# I don't want to hang out with my friends



## Mr B

Hi,

I don't want to hang out with my friends. They have been asking to me to hang out with them for sometime. I have made up excuses since the begining of the summer until now. This time I couldn't say no and I feel like I have to go even if I don't want to.

I feel like my day will be ruined when I meet with friends or go somewhere. I am happy alone at home. Also I hate going out at nights. They'll probably go to some bar and drink. I hate that too. Even though I can drink 1-2 glass of beer, I don't want to because I find that nonsense. I'll probably make up excuse again and come home early. I wish I could say them, "just leave me alone I don't want to go anywhere."


----------



## Freddio42

I can relate to that, I have been there before. Tonight I was just asked out at the very last minute, basically an afterthought, to go to some horrible 'pub' to see a load of people I haven't seen in about a year. I have no intention of going. Partly because I was asked at the very last minute, when it's dark outside and I have to walk a very long way through dodgy parts of town to get there. And partly because I absolutely hate seeing lots of old friends or acquaintances at once, because it makes me incredibly anxious and I feel like I'm in a zoo or being picked on because of all the attention I get after having been away for so long. It just makes me feel sick and I am happier here, even though I'm actually quite sad about my mental condition at turning down such an opportunity that many would jump at the chance to attend. 

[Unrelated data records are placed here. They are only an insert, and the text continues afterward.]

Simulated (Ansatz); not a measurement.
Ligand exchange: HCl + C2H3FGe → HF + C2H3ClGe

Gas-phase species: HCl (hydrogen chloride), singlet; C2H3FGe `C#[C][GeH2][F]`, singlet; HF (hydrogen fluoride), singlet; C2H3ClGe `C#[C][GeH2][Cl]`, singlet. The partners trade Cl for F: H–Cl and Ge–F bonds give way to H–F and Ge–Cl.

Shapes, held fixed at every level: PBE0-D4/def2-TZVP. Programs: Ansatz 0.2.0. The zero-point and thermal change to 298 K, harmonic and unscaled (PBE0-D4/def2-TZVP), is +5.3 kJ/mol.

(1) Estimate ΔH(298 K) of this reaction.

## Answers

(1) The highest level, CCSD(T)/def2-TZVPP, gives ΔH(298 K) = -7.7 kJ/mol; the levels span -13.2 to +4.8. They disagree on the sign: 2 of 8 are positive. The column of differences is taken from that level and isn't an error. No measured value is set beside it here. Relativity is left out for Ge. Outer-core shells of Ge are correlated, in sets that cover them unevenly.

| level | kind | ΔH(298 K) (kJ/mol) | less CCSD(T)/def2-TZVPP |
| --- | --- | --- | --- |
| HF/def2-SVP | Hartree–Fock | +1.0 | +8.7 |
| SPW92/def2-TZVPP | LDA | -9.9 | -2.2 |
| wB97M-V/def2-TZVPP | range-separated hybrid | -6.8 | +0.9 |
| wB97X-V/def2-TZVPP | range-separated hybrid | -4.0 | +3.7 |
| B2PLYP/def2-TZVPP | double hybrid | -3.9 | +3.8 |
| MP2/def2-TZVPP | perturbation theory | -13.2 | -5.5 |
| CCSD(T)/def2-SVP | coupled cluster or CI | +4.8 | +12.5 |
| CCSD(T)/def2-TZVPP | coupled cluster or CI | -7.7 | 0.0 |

Anyway, I know what it's like not to want to see people


----------



## red3002

I really prefer to be alone too. Social stuff is too much for me and I would rather sit in my room.

I haven't been asked to go out in years but if I was I would keep saying no like you.


----------



## Tinydancer20

Strange I usually feel excited about hanging out with friends because we had fun.. i don't even have friends anymore though so i don't even have option of saying no


----------



## Malek

I avoided hanging out with my friends for years, they eventually give up on you. They still claim to be my friends, yet never try to contact me anymore, only my brother. I don't even refer to them as friends anymore. I purposefully choose to detach myself from them and always opt to refer to them as my brother's friends. It helps me justify my social ineptitude and my isolation. :blank


----------



## AshleyAnn

I can relate to that. I made up so many excuses because I didn't want to go out with friends, I just wanted to be home alone. They all eventually stopped calling or texting and now I really am all alone. It's actually pretty nice not having to deal with them or come up with new excuses. It does get lonely but I chose to isolate myself so I can't complain. It's too hard being social.


----------



## Post_Punk_Proclivity

As silly as it sounds I share the exact same sentiments as you, in that I am getting asked to hang out but really have not a lot of desire to. Most of what goes on is largely what you have already mentioned; heading to bars or clubs and drinking oneself into a drunken stupor. I am trying to give up alcohol almost completely, even though I'll still share one or two with some of the SAS dudes from time to time when we organise the meets.

I think the key point that separates the way I feel around these people vs. how I feel with the SAS people merely comes down to implicitness and understanding. I don't have to feel incongruous or behave a certain way or be a certain kind of humorous, and if I say stupid things etc then there is always far less impact (or so it seems).

With that said though, I don't know if we should make excuses for ourselves. I think I just avoid these invitations because I am mostly not interested, but also because I dislike the company so much. Perhaps we should push ourselves more to step out, or perhaps we shouldn't feel the pressure to if we don't wish it.


----------



## Aeilfoul89

Feels nice to know I am not alone in this.


----------